On Aug. 24, Mission Council held a public hearing that consisted of seven items, one of which was a rezoning proposal which would erect a six-story apartment building smack dab in the middle of 3rd Ave. a residential area made up of single-family homes.
Only Coun. Ken Herar took into consideration the protests of residents of 3rd Ave. as well as neighbours from 2nd and 4th Avenues and voted against the proposal. The others did not.
I am livid. This decision affects me deeply as it will impact my future. It will affect the investment I made in my home, it will affect my quality of life in the place I was born and raised, it will affect my ability to sell, if I so choose, and take a deep loss in the process. These feelings are personal and are not unique to me in this particular situation.
Personal biases aside, I am also incredibly angry at the blatant hypocrisy the whole meeting displayed. I am disappointed in the Council’s dismissal of those who will be deeply affected by this proposal. I am appalled that they have the gall to assume they understand the area better than those that have lived here.
One of the items discussed during the meeting was the future of Mission’s Waterfront district. For years, plans have been tossed back and forth that would rejuvenate and create jobs and potentially industry for the residents of our community.

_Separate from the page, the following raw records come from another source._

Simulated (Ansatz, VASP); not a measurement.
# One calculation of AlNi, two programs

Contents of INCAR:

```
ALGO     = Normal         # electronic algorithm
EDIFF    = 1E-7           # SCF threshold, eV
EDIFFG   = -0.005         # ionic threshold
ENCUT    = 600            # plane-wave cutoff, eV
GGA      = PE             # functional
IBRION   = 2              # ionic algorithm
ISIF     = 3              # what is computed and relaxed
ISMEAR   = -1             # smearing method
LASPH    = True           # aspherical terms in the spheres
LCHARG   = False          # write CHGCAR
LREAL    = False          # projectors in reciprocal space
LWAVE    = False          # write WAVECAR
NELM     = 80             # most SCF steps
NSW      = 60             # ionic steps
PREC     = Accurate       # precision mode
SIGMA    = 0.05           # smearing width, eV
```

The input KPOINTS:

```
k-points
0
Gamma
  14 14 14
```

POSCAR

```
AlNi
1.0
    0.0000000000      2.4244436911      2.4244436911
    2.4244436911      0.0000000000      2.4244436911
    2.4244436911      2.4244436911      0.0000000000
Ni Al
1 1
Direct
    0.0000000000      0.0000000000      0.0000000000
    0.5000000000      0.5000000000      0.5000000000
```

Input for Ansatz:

During the deliberations, Mayor Pam Alexis said that considerations must be made to ensure the area stays “congruent” to its neighbourhood feel, and I agree.
Her feelings, however, did not seem to extend to the proposal for 3rd Ave., whose neighbourhood feel is one of single-family dwellings, most of which have a heritage feel as it is the older area of Mission.
Pictures of the development provided in the original proposal show a six-story building that is demonstrably incongruent with 3rd Avenue’s neighbourhood character.
It was also noted during the meeting that the sign board announcing the proposal with the Public Hearing’s date and time was obscured from view (in actuality, by a big, tan, Winnebago Camper). Our neighbours from Kathleen Courts on 4th Ave. were shocked to hear of the proposal and were unable to submit their letters of opposition due to the sign board’s obscurity.
The council dismissed this as a reason for further debate.
Alexis reasoned that the approval of the project was in the hopes of generating foot traffic to the downtown core. Clearly, she is out of touch with the layout of the area, as 3rd Avenue is in the middle of a hill. A hill one does not typically walk for fun. Following her logic, a resident at this new 6-story high rise would walk down to the downtown core, which is a step above a ghost town as high rents keep any charming mom and pop shops from succeeding in the area, browse through the meagre places there are, then trudge up-hill with all their shopping bags.
The council seems to think that $1,950 per month (before apartment extras such as strata, parking, utilities etc.) for a rental in an area with a dead downtown district and even more dead transit into the city is reasonable.
They believe it is entirely attainable for Mission residents of middle-income. While working two jobs out of town (one of which was full time), with a working partner I still do not believe I would be able to comfortably afford a unit in their new building.
I am not asking you to sympathize with the personal aspect. I am asking you to be angry at a Council that has openly and on record shown that they do not care about us. They do not care about making Mission a better place for those that live here. They have no problem pursuing their own personal interests in the face of their constituents resounding cries of “no.”
Elected officials are supposed to act on behalf of the community they represent; they are supposed to listen to their constituents. Mayor Pam Alexis and her Council have, on record, shown how out of touch they are with the “neighbourhood character” of the downtown core.
Moving forward, let’s do better. Let’s hold those who are supposed to be working for us accountable when they don’t. Let’s use our anger to make positive changes in our community.